Iran speaker slams US nuke policy

Iran's parliament speaker has criticized the new US nuclear arms policy, pointing out that it is in violation of the nuclear Non-Proliferation Treaty (NPT).

"The US has announced it will not use nuclear weapons except in extraordinary situations. It has also pledged not to use atomic bombs against NPT members, apart from Iran and North Korea," Ali Larijani said, addressing the Iranian parliament on Sunday.

"And they call this a 'new' nuclear arms strategy. Just take a look at how many contradictory issues are embedded in this policy," he said.

"The term 'extraordinary situation' can always be used to justify a US nuclear attack. This proves the reports that leaked about the use of low-yield nuclear weapons in Iraq were true," he added.

Last week, US President Barack Obama released a new US Nuclear Posture Review that among other things will restrict the use of nuclear arms against most non-atomic states.

The exception will remain for a possible nuclear attack on countries that are, from the US perspective, not in compliance with non-proliferation treaties.

In a Monday interview with The New York Times, Obama clarified what Washington meant by non-compliance with non-proliferation treaties by saying that the loophole would apply to what he called "outliers like Iran and North Korea."


During his Sunday comments, Larijani asked US officials which international regulations they had based their new strategy on that would allow them to make such exceptions.

He pointed out that NPT-member states were obliged to dismantle their nuclear weapons instead of trying to make legal loopholes for their use.

Israel, India, and Pakistan are the only nuclear-armed regimes that have not signed the NPT. But, Obama made no reference to any of those nuclear-armed powers.

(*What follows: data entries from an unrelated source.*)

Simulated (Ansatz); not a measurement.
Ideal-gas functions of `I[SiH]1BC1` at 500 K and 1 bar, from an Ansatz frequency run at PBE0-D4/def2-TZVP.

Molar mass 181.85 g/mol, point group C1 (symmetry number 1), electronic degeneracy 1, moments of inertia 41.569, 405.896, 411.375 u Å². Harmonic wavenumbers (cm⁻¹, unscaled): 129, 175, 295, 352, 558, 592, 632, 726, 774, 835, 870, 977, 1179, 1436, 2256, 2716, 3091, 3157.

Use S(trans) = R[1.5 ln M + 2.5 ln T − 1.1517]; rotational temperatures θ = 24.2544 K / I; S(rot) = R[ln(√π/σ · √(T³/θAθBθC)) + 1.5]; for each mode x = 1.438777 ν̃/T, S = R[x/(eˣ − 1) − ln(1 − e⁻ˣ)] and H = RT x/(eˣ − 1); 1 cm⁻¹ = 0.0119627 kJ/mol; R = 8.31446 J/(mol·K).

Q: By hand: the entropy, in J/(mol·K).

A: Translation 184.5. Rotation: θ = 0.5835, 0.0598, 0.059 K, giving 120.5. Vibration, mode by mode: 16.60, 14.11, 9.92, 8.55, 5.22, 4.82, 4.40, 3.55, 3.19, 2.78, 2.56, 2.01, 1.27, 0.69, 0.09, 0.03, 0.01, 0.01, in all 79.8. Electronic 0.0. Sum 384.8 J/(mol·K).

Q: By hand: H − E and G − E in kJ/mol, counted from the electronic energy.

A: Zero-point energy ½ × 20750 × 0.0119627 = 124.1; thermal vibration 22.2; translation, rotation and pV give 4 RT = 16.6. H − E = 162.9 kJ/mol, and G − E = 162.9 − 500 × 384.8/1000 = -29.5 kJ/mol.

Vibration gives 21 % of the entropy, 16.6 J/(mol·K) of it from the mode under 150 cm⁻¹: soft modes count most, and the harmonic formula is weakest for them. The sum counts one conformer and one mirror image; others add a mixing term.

While North-Korea has withdrawn from the NPT, Iran has been a long-time member of the pact. Its civilian nuclear activities have also been placed under the supervision of International Atomic Energy Agency (IAEA) inspectors.

The US, Israel and other Western powers allege that Iran is pursuing a military agenda under the guise of its civilian atomic program.

However, IAEA inspectors have not found anything to back up that claim, despite having inspected Iranian facilities more than any other sites around the world.